Security
Database schema before class: database_day8_end_of_class.sql
Slides from class
Code from class:
Database notes
User privileges
Privileges can be granted on a database at a granular level. For example, individual users can be granted Data Manipulation Language (DML) privileges to SELECT, INSERT, UPDATE, and/or DELETE rows in specified database relations. Privileges can also be granted for Data Definition Language (DDL) operations such as creating tables and views as well as other database management functions such as backups/restores. Database administrators can also specify which users can GRANT rights to other users.
SQL injection attacks
Maliciously including unexpected SQL commands into user input. For example an adversary may enter SQL commands into a textbox meant for a user name. These SQL commands may circumvent the intended database logic or give the adversary additional knowledge about the database. Prevent these attacks using prepared statements. Never trust raw user input! The old saw applies: you can never make anything foolproof because fools are so ingenious. Hackers are even more ingenious!
Plain text
Text that is readable by a human (not hashed or encrypted).
Hash function
A deterministic one-way mathematical function that takes some input (plain text or otherwise) and produces a fixed-length digest of the input. The same input always results in the same digest. Given only the digest, it is computationally expensive (we would like to say impossible) for an adversary to determine the original input.
The one-way nature of hash functions is useful for storing passwords. When a user initially creates an account on a system they enter a password in plain text which is then hashed and the hash digest is stored in the database. Later, when the user logs in, they re-enter their password in plain text. The database hashes the plain-text password input and compares the result with the hashed password stored in the database. If there is a match, the user entered the correct password and is granted access, otherwise the user is not granted access. Because the password is stored in hashed form, in the event the database is compromised, the adversary cannot read user's passwords in plain text. Instead the adversary sees only the digest of the hash function, from which they cannot easily compute the plain-text passwords that lead to those digests.
There are many different hash functions available. SHA256, SHA512, and bcrypt are considered appropriate for hashing passwords (in early 2020), but fast hash functions such as SHA1 and MD5 are not considered appropriate for hashing passwords.
Fast hash function
Many hashing algorithms such as MD5 and SHA1 compute a hash quickly and are not suitable for hashing passwords. Because they can be quickly computed, an adversary can perform a dictionary or rainbow table attack (see below) in a "reasonable" amount of time.

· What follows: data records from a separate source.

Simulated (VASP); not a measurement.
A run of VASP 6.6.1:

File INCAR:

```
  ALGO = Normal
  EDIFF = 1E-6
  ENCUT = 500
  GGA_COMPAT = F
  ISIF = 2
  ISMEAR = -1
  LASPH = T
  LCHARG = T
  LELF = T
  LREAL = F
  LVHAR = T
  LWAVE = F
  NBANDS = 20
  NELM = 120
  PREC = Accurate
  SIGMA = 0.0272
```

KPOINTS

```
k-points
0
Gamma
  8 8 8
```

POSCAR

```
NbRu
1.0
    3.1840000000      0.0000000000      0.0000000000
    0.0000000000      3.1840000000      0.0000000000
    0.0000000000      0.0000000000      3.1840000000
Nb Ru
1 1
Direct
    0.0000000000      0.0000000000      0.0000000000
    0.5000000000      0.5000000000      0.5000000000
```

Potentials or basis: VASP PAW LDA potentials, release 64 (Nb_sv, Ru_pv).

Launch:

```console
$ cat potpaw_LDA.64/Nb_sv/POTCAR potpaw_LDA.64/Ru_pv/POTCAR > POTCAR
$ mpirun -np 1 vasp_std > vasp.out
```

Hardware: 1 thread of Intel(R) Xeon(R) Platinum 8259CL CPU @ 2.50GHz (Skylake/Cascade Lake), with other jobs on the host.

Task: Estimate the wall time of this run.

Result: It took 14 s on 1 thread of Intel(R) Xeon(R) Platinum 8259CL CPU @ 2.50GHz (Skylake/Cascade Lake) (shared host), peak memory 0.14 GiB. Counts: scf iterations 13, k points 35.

Fast hash function are useful in some use cases. For example, they can be used to quickly determine if a document has been altered. When the document is first created, store the hash of the document. Later, if a document is presented as an unaltered copy of the original, take a hash of the new document and compare it's hash with the stored hash. If the hashes match, the document has not been altered (or more precisely, it is *extremely* unlikely to have been altered, there is a remotely possibility there was a hash collision where different document happen to produce the same digest, but this is extremely unlikely with a good hash function).
Slow hash function
Slow hash functions such as bcrypt purposefully take a long time to compute compared with fast hash functions. While normally in computer science we want our algorithms to execute quickly, slow hash functions are desirable for storing passwords. This is because a slow hash function still returns a result in a short amount of time, say after 100 ms, but it is fast enough that a user is unlikely to notice a delay. An adversary attempting a brute force, dictionary, or rainbow attack, however, can only compute a small number of hashes per second (10 hash per second if each hash takes 100 ms vs. possibly millions of hashes per second for fast hash functions), making these attacks impractical.
Hash digest
The result of computing a hash function on plain text input. Often referred to simply as a hash.
Brute force attack
Running all possible combinations of characters through a hash function and looking for matching hashed password entries in a database. The process works as follows: assume passwords are stored in hashed form in a database, first select some combination of characters (say 'aaa') to test as a possible user password, hash those characters, compare the resulting digest with all hashed passwords stored in a database. If any entries match the digest, the characters input into the hash function (e.g., 'aaa') must be the password and the password is considered 'cracked.' This brute-force guessing generally takes a long time to compute because the adversary must try all possible character combinations that could be a user password (with a slow hash function and long passwords, checking all possible character combinations would take thousands of years, even with modern computers using GPUs), but most character combinations will not be ones chosen by a user as their password (e.g., most users do not use a password such as: Lj~a;fDn.m.345-4zA). The advantage of a brute force attack is that it will eventually crack all passwords.
Dictionary attack
Running all words in a dictionary (say of common passwords) through a hash function and looking for matching digest entries in a database. Generally much faster than a brute force attack, although it will only discover passwords that are in the dictionary.
rockyou.txt
A dictionary containing over 14 million passwords chosen by actual users. This file is often used as a dictionary for dictionary attacks.
Rainbow table
A precomputed table storing all possible character combinations (up to a certain length, say 6 characters) and their resulting hash digests. While the computation takes a long time and requires a large amount of storage space, once completed, the text that lead to a hash can be looked up in the table using the hash digest.
Salt
A random string of characters appended (or prepended or both) to a password. A different salt is chosen for each user. Adding the additional random characters defeats dictionary attacks (if the salt is unknown to the adversary, more below) because users will not normally choose passwords with the additional random characters and that entry is unlikely to be in the dictionary. It also generally defeats rainbow table attacks because if the salt is n characters long, the rainbow table must precompute longer password lengths by n, soon becoming computationally intractable. For example if n is 64 characters, and assuming a slow hash function, it would be impractical to compute a rainbow table for passwords that are at least 65 characters long.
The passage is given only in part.